Going by the middle 80% of the book, you'd think it was a biography about a small time hustler, scam artist, and bigamist who eventually got carried away and murdered a partner, and was subsequently tried and executed for it. The fact that he killed maybe 50 other people, built this incredible murder mansion, tortured dozens of people, and was the world's first documented serial killer, is almost an afterthought.

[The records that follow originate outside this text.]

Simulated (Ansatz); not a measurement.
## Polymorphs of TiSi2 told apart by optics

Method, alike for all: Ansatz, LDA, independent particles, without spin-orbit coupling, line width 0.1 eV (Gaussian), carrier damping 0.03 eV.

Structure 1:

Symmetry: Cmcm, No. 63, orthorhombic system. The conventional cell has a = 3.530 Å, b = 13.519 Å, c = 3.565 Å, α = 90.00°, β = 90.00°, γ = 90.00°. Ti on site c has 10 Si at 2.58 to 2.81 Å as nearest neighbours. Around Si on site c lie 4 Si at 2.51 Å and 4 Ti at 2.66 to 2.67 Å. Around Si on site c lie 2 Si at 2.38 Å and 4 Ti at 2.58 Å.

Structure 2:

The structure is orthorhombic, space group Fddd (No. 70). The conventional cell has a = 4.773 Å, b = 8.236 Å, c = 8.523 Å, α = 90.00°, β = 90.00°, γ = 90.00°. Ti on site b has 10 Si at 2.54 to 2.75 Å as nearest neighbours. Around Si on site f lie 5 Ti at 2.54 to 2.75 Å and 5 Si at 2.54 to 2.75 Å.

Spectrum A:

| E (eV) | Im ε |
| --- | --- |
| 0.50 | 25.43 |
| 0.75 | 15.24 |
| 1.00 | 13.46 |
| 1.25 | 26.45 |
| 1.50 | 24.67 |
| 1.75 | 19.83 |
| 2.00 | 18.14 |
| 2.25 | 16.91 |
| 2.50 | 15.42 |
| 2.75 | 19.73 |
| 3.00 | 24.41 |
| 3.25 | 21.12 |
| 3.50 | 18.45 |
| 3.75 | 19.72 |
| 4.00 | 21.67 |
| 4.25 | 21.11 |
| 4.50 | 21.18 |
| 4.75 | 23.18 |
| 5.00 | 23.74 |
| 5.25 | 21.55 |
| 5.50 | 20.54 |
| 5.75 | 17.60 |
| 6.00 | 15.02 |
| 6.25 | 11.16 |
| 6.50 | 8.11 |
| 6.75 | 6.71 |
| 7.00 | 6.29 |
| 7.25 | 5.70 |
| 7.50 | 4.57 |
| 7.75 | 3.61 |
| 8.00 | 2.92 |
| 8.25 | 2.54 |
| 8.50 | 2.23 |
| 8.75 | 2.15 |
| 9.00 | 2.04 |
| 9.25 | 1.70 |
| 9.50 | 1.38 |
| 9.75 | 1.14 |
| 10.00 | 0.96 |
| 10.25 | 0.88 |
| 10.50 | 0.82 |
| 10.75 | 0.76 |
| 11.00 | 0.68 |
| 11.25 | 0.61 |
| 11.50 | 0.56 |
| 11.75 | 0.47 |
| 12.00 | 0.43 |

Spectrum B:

Let's be honest; the hook of the book, the reason anyone reads it, is that it's about H. H. Holmes, who killed a lot of people in various horrible ways, at a time in history when that sort of thing was almost completely unknown. That's' what the reader wants to know about, in as much detail as possible, with lots more about the, "mazelike corridors, soundproof rooms, sealed vaults, oversized furnaces, and chutes leading down to the cellar" that the book jacket talks about. Unfortunately, you get hardly more detail about those things than the book jacket says, with no detailed descriptions of anything, no charts or diagrams or photographs, no eyewitness accounts, and not even any speculation about how the crimes went down.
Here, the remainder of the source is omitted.